Name	Comparison	#	imreader	Color	Orient	PPC	CPB	HOGCH	Spatial	Hbin	FeatVLen	HOGsec	TRNsec	TESTsec	Acc
Fast	6	9	cv2	YCrCb	10	8	2	[0-1]	16	None	4688	58.86	2.622	0.0445	0.9911
Best	7	6	cv2	YCrCb	9	8	2	ALL	16	128	6444	94.05	4.263	0.0574	0.9934

The final code for performing parameters test is given in crossval.py.

####3. Describe how (and identify where in your code) you trained a classifier using your selected HOG features (and color features if you used them).

After deciding the parameters as in the previous section, I used the Classifier class, which is located in the 13th code cell, to train the SVM classifier. The LinearSVC class of sklearn.svm module was used to train the SVM. Before training, the extracted features were normalized using StandardScaler class of sklearn.preprocessing module.

###Sliding Window Search

####1. Describe how (and identify where in your code) you implemented a sliding window search. How did you decide what scales to search and how much to overlap windows?

The sliding window search was performed with classification. The functions for this operation are called find_cars. There are three functions, find_cars_multi (code cell 17) was used with SVM classifiers. It takes ystart_list, ystop_list, and height_list, and performs classification for all different scales. In order to make the process faster, this process added the features in the test_images list. Then run the classifier once, and loop through the features that are predicted to be cars. The function find_cars_multi_log (code cell 16) was almost the same function with find_cars_multi, and was used for debugging and logging. The function find_cars_cnn (code cell 18) performs the same operation but instead of extracting features, and predicting with SVM, it predicts with CNN.

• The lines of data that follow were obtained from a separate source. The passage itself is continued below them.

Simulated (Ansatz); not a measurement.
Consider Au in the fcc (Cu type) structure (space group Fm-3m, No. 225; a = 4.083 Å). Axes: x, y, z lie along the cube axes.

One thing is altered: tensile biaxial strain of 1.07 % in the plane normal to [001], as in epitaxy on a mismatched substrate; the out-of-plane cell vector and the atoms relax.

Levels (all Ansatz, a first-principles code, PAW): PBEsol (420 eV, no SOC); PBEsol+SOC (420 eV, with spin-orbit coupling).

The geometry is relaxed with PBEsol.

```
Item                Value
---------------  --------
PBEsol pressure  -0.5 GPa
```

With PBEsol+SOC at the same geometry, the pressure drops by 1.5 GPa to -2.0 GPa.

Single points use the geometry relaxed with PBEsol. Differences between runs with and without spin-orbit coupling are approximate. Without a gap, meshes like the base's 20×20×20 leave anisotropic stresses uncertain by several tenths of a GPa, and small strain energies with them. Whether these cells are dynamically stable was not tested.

I decided to search at three different scales, 1.0, 1.5, and 2.0. Windows were defined with ystart and ystop values, these values are given in the following table.

Scale	Height	Ystart	Ystop	Overlap
1.0	64	400	496	3
1.5	96	380	500	2
2.0	128	392	520	1

####2. Show some examples of test images to demonstrate how your pipeline is working. What did you do to optimize the performance of your classifier?

Ultimately I searched on three scales using YCrCb 2-channel (0 and 1) HOG features plus spatially (spatial size of 16x16) binned color in the feature vector. Some example images are given below.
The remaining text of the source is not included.